Better Garbage Collection

You may not have thought much about what the garbage collector does for you. You probably assume it works. You probably also assume that however it operates, it probably has to work that way. So do lots of other people, but it isn't nearly so simple

Garbage collection was once the domain of “unconventional” programming languages such as Lisp and SmallTalk, while programmers working in mainstream languages managed their own memory. Today, garbage collection is mainstream. Both Java and the languages in Microsoft's .NET family use garbage collection, and in addition garbage collection has been retrofitted to C and C++. With this move into the mainstream comes new challenges, and new questions. Does the garbage collector always do the right thing? Can you have memory leaks in garbage collected programs, and if so, what should we be doing about it?

There is also the question of what else the garbage collector might be able to do for you. Even in functional languages, it is possible for the garbage collector to do more, and thereby collect more.

Students will explore two key questions — when do current garbage collection techniques fail and why, and what additional opportunities does the presence of a garbage collector provide. Current garbage collectors employ a number of assumptions about the the way data is used that may not be true for programs written in an imperative style, particularly those programs that make heavy use of arrays and thus do not use pointers to provide indirection.

As garbage collection becomes increasingly prevalent, it becomes more and more important to understand how the application of garbage collection affects traditional imperative algorithms and data structures. Papers in garbage collection appear in various venues, including journals and conferences in the programming languages area as well as specific conferences of memory management (such as ISMM).

Students will produce original research that enhances the state of the art in the area of garbage collection. They will begin by studying the basics of garbage collection, and then examine recent research in the field with a view to developing a topic that can be meaningfully studied in the time available..

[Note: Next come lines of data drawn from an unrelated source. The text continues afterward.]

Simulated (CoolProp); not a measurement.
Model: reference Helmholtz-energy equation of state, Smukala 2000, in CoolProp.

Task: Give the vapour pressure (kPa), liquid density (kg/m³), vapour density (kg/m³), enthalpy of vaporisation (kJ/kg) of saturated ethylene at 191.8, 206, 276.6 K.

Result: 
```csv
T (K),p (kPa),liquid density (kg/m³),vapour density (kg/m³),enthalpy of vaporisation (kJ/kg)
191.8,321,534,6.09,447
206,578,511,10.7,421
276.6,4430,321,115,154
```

Depending on the topic chosen, different paths are possible, but two possible topics would be

  1. Developing metrics that can describe the memory behavior of a program. In particular, ways that we can characterize the memory behavior of programs. As things currently stand in the field, there are a number of standard benchmarks that people use to test the performance of memory-management subsystems, yet amazingly, none of these has been shown to be representative of real programs. Without any to describe “what normal is”, we can't know how similar the memory behavior of one program is compared to another, or whether one language is like another or not.
  2. Developing ways to visualize the high-level memory behavior of programs. There are a lot of heap profilers out there that will give you low-level data, but very little that gives you any sense, at a structural level, of what is going on in the heap.
  3. Developing introspective memory-profiling techniques. Although a number of good profilers exist for a variety of languages, they often languish unused. Sometimes this is because you have to use a special version of the runtime system, or recompile the code. Sometimes it is because the profiling system doesn't provide the information we need. In introspective profiling, we collect information without changing the runtime system, using profiling code written in the same language as the target being profiled. (This was the focus of last year's project, and a lot of good progress was made, so we have a very good starting point.)
  4. Implementing and profiling simplifiers for a variety of applications, particularly in the field of functional programming.
  5. Implementing hierarchical garbage collection using blobs (a concept proposed by a previous summer's REU team).

Previous Work

In the REU program for summer 2010, I worked with Julia Astrauckas, Leah Hanson, Aaron Mininger on the first three of these issues, developing aztrace, which I encourage you to read about. Continuing their work would be an awesome way to spend your summer. Also, check out Aaron's testimonal on the REU blog page.

Mentor: Professor Melissa O'Neill

Melissa Melissa has been a professor at Harvey Mudd since 2001. She is particularly interested in topics in the systems area of computer science, specifically parallel and distributed systems and programming languages. Her research is centered on techniques to make programming easier and more reliable. She received her B.Sc. in from the University of East Anglia in England, and her M.Sc. and Ph.D. from Simon Fraser University in Canada. Outside of Computer Science, she has occasionally been found performing hypnosis, defending the scientific view of the world, training cats to do tricks, subvertizing (twisting advertising and media images to her own ends) and watching Japanese anime (particularly Inuyasha).

Required Background

Student researchers on this project will be expected to have a solid background in the systems area, ideally having taken courses on operating systems and programming language design/implementation. Good programming skills are essential, as are good skills in written expression. Experience with functional programming languages such as Standard ML or Haskell is also valuable but not required. Knowledge of statistical techniques may be helpful.